Tencent has been caught spying on your web browsing history with QQ Messenger

Posted on Jan 20, 2021 by Caleb Chen
Tencent has been caught spying on your web browsing history with QQ Messenger

QQ Messenger, a popular Chinese instant messaging app by Tencent, was caught scraping web browser history with their desktop client. The discovery was made by Chinese internet users on the Q and A platforum Zhihu. Here is a Chinese language thread that documents the QQ Messenger web browsing history scraping investigation. Basically, all Chromium based web browsers store your internet history in an sqlite file in local storage. QQ Messenger would seek out this file and scrape the information, comparing it to a list of keywords and then phoning home if any matches were found.

After the spying revelation, Tencent quickly released a new version of QQ Messenger without the web history scraping functionality and claimed that the Chinese company was only previously looking at its millions of users’ web browsing history as a way of ”checking whether malicious programs were using certain websites to access QQ.”

This isn’t the first time Tencent has spied on users for the Chinese government

Since last year, QQ messenger has lost 6% of its active users – possibly because users have already started distrusting QQ and Tencent. Over the years, similar revelations about Tencent’s anti-privacy and weak security practices have come out especially in regards to QQ products. Back in 2016, the University of Toronto’s CitizenLab revealed that Tencent’s QQ Browser regularly sent personal information back to Tencent unencrypted. Furthermore, it became known that this overt lack of encryption was likely explicitly requested by “higher powers.”

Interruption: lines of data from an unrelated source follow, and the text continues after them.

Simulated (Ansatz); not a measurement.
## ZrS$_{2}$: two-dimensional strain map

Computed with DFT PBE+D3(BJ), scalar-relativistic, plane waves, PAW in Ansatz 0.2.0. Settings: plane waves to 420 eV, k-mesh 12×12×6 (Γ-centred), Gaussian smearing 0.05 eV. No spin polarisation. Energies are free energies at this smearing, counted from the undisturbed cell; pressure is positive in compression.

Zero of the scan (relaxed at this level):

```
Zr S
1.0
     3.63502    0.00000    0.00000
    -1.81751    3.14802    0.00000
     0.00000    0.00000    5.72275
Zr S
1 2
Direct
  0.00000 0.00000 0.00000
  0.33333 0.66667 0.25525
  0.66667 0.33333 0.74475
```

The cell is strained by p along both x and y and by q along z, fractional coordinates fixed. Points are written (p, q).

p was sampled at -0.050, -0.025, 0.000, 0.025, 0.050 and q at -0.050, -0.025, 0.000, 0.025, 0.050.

Besides QQ Messenger, Tencent also owns the most popular instant messaging app in China: WeChat. It’s long been known that instant messaging apps in China, particularly the large ones run by companies like Tencent, need to kowtow to government requests at all times. For instance, all of these apps come with screening functionality that checks the pictures you’re about to send to make sure that they aren’t offensive – and will stop your recipient from receiving your message if you send it.

Most users already know, as an example, that they won’t be able to send a Xinnie the Pooh meme through QQ messenger or WeChat without consequences. That Tencent was able to access the web browsing history of millions of individuals in the world – for whatever reason – is plain ol’ scary. The question on internet users’ minds around the world is this: Will Tencent try this kind of spying with software that they have recently gotten access to…  like Reddit?